What Next? Dept

October 23, 2006

Here’s a Slate article about some so-called new research that wonders whether imperialism wasn’t so bad for the colonies after all.

Feyrer and Sacedote’s key findings are that the longer one of the islands spent as a colony, the higher its present-day living standards and the lower its infant mortality rate. Each additional century of European colonization is associated with a 40 percent boost in income today and a reduction in infant mortality of 2.6 deaths per 1,000 births….

So, what did the Europeans do right? The authors conclude that there’s no simple answer. The most plausible mechanisms include trade, education, and democratic government. When the study directly measures these factors, some of them help to explain income differences among islands—for example, the places that traded only basic agricultural products in colonial times now have lower living standards. But even after accounting for these concrete determinants, longer European colonization has some extra pro-growth effect. Exposure to European colonizers, it appears, benefits living standards for reasons apart from the direct effects of government, education, and markets.
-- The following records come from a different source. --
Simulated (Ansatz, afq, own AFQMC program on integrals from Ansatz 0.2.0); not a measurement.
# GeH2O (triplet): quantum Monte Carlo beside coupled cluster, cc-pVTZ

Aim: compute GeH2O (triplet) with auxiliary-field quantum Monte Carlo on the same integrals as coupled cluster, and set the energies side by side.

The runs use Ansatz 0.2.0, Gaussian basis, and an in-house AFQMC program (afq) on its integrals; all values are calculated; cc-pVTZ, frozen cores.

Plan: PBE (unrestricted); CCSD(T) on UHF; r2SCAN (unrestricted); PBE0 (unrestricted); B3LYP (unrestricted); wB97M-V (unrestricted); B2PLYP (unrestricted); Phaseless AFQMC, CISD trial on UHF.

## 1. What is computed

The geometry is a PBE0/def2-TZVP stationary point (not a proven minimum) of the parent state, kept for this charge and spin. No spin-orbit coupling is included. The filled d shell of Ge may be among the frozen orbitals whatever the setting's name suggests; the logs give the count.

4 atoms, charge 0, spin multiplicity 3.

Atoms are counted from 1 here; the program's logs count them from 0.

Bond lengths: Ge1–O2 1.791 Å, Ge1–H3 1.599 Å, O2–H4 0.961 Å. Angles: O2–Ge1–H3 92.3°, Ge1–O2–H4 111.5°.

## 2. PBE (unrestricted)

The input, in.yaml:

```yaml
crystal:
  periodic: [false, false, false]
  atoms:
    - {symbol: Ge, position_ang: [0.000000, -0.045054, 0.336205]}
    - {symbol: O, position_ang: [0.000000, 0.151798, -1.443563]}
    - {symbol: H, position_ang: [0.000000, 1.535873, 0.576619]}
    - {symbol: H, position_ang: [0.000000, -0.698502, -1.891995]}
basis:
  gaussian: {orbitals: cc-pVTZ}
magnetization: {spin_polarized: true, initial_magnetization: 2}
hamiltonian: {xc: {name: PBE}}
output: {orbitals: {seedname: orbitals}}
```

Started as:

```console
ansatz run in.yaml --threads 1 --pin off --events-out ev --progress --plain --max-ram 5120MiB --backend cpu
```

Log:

And guess what? There’s a little hierarchy of colonisers in terms of their ‘beneficial impact’:
the islands that are best off, in terms of income growth, are the ones that were colonized by the United States—as in Guam and Puerto Rico. Next best is time spent as a Dutch, British, or French colony. At the bottom are the countries colonized by the Spanish and especially the Portuguese.
As for the conclusion of the Slate article -
There is no disputing that thousands died in the wake of European explorers’ discovery of the New World. That’s bad. But we can still give a small cheer for Columbus, because European colonization brought riches in its wake.
- here’s one of the responses, from the Fray:
It’s like deciding to cheer the development of Hollywood because the Holocaust gave us all those nice Jewish-American directors.